It is time for Michigan to back up its talk of championships, or keep quiet.
Well, the two words guaranteed to heat up the Michigan vs. Michigan State rivalry have been uttered once again.
Fifth-year senior running back Fitzgerald Toussaint brought the phrase back out at a press conference earlier this week when discussing the nastiness of the annual in-state clash.
"We labeled them as a little brother. And, you know the little brother always want to prove themselves and try to beat up the big brother one day," Toussaint said, according to Mark Snyder of the Detroit Free Press. "I think they really take offense to that."
There is nothing wrong with a little chatter between a couple of programs that have disdain for one another. In fact, it is part of what makes college football's rivalries so great.
However, there is no reason why anyone associated with Michigan should be referring to Michigan State as "little brother." Over the past six years, the Spartans have all but eliminated the notion the Wolverines are the superior program in the Great Lakes State.
During this time frame, Michigan State boasts a 4-1 record against the Maize and Blue. The Spartans have won 31 Big Ten Conference games, while the Wolverines can only claim 19 league victories. Mark Dantonio's club won a share of the conference title in 2010. Michigan has not won a Big Ten Championship since 2004.
Sounds like the only little brother in this rivalry right now dons a winged helmet.
Make no mistake, these are not Bobby Williams' or John L. Smith's Michigan State Spartans anymore. This is a new era of football in East Lansing, one where Dantonio has placed a greater emphasis on beating the Wolverines than arguably any other coach in program history.
"I think Michigan State plays with a great deal of anger and intensity, and it's because of the way over the years Michigan has viewed them," ESPN's Kirk Herbstreit said, via Mike Griffith of MLive. "Mark Dantonio has lived that and he makes sure his team understands that."
At least when Mike Hart coined the phrase in 2007 Michigan had won eight of the past 10 meetings and were a year removed from a Rose Bowl appearance.
What have Toussaint and the Wolverines done since 2008 to think they are worthy of belittling an opponent, rival or not?
This is not just about the battle for the Paul Bunyan Trophy either. It is about how head coach Brady Hoke and the Wolverines have continued to talk a big game but have done close to nothing on the field to back it up.
What is Michigan? Being a mediocre team in the nation's weakest power conference? If not, there is no reason to believe otherwise, because that is exactly what the Wolverines are right now.
Do things appear to be changing? Absolutely. Hoke is cleaning up on the recruiting trail, most notably in the state of Michigan. Seven of the top 10 in-state prospects chose the Wolverines in 2012. Six more did the same in 2013, and three others have committed from the class of 2014.
Who will win this Saturday?
Elite-level talents like cornerback Jabrill Peppers, wide receiver George Campbell, running back Damien Harris and possibly defensive end Da'Shawn Hand could be exactly what Michigan needs to return to prominence.

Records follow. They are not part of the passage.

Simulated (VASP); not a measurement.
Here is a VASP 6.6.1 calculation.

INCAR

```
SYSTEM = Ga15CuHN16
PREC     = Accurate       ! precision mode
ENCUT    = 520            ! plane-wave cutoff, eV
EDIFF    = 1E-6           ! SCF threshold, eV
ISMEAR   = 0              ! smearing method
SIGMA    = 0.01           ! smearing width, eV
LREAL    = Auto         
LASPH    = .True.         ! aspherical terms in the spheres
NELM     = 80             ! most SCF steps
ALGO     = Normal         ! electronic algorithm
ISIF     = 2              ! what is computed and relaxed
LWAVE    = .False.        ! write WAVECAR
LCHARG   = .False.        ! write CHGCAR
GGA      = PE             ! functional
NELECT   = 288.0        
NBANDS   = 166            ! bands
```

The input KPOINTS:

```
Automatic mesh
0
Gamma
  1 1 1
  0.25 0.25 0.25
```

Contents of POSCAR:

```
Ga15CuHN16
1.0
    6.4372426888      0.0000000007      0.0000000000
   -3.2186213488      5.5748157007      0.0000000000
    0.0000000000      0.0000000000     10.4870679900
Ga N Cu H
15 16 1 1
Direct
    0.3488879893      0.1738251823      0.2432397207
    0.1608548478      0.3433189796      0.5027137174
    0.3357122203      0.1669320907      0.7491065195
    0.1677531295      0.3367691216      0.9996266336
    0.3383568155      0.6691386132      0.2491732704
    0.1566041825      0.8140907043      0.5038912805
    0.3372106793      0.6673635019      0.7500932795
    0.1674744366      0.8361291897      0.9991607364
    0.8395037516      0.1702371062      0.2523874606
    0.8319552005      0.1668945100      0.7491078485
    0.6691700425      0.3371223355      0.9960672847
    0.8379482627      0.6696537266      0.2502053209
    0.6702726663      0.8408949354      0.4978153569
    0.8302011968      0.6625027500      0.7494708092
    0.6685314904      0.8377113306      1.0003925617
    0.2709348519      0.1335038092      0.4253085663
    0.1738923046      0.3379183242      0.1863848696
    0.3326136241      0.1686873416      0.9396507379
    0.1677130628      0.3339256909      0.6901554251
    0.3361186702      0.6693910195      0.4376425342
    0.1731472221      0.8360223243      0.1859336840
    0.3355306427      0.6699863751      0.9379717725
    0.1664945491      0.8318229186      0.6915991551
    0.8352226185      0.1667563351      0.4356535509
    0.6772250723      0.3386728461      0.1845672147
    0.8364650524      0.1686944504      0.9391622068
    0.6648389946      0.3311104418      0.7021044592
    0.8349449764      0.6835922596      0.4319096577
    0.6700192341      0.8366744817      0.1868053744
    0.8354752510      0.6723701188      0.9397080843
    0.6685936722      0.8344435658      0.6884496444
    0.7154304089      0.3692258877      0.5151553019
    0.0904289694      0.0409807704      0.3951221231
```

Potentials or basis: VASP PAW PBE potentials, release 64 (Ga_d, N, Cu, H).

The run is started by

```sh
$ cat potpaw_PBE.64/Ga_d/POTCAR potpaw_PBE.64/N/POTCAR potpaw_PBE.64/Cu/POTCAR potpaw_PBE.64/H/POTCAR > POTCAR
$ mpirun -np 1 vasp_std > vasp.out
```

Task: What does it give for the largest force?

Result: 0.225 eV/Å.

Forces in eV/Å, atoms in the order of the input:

Until these players actually bring the Wolverines back to the national stage, though, Hoke's recruiting success means absolutely nothing. Zip. Nada. Zilch.
Michigan has a chance to make a statement this Saturday in East Lansing. A second straight win over the Spartans would quiet the doubters and put Hoke and Co. in position to win the Legends Division in November.
Another loss to Michigan State would only further validate the notion the Maize and Blue are a shell of what they once were.
Team 134 has too much to prove to be spouting off about "little brother." Talk is cheap. It is time for Michigan to put up or shut up.